User Research Drives New Ideas

As Yogi Berra once said, “you can observe a lot by watching.” Watching people, or observing users, helps us understand their goals and values, and can uncover design insights.

In the HCI and UX design field, this is sometimes called needfinding, essentially the fundamentals of customer research. The goal of needfinding is to uncover user needs, clever hacks, and opportunities for improvement within a given area of activity. You can either identify opportunities for new digital experiences to solve existing analog problems that people have. Or you may be designing a product to improve an existing digital interactions, and increase user efficiency (in these cases, you’ll want to observe your user performing tasks, with technology or a device).

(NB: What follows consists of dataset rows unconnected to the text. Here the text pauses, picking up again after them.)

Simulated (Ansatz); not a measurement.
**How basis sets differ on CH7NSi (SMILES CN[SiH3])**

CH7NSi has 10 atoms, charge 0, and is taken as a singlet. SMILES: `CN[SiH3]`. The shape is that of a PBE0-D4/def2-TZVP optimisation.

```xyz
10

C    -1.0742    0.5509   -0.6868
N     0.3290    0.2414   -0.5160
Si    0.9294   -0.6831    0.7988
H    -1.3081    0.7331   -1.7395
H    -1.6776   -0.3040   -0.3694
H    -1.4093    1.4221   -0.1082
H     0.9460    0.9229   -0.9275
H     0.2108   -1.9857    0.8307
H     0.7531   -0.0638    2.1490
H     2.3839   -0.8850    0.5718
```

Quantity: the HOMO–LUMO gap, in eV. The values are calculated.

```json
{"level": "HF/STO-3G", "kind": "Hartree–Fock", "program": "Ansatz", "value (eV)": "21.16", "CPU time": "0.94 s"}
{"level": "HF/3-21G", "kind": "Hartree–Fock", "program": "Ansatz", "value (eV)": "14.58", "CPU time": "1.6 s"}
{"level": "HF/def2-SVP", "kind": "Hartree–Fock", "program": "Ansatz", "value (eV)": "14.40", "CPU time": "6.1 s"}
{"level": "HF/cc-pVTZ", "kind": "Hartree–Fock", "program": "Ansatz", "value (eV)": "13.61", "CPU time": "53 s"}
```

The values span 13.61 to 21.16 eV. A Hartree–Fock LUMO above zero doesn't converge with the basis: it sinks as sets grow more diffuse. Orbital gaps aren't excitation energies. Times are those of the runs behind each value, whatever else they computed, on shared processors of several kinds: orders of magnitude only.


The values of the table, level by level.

“Pay attention to what people do, rather than to what they say.” – Scott Klemmer, Stanford HCI Group

Step 1: Conduct Needfinding Observations
– Select 3-5 individuals to observe. Choose people who are not similar to yourself. Observe the successes, breakdowns, and latent opportunities that occur when computers are used, not used, or could be used to support your chosen activity.

– During the observation, in addition to taking notes, use digital photographs or sketches to document activities.

– After the observations, spend 10 to 15 minutes interviewing your participants about the activity you observed.

Stages of an Interview Process
Here are some extremely truncated examples of questions for each stage:

  1. Introduction: “Hi, I’m a Stanford student studying coffee. I’m interested in hearing about your experience with coffee. There are no right or wrong answers, I just want to hear what you have to say.”
  2. Kick-off: “Do you drink coffee?”
  3. Build rapport: “Did you have a coffee today? How was it? Do you have a favorite coffee?”
  4. Grand Tour: “Can you describe your most memorable coffee experience? Why was it so unique? What happened?”
  5. Reflection: “If you were designing the ultimate coffee shop based on your ideal experience…”

Other Forms of Observation

Step 2: Document User Needs
After completing observations, it’s time to review your findings. Use them to brainstorm a list of specific user needs. Go for volume when you brainstorm and include as many people as you want to help you. Remember, you are not looking for solutions yet! Focus on user needs and goals only.

An example of a need might be “Sometimes, when Scott takes the Caltrain home, there is no room for his bike and he has to wait for the next one. Scott needs a way to plan what train to take based on how much room is available in the bike car”. It is helpful to use to phrases “needs a way to” or “needs to be able to” as you list your user needs.

Step 3: Competitive/Landscape Research
Your next step is to find inspiration for design solutions. Often times, UX designers will look to direct competitors, or great examples of inspirational design across industries. Inspiration can be existing applications, artifacts, products, or services that relate to your concept. It often helps to document your inspirations, in very rough format, and clearly make note of why you find them good/effective examples.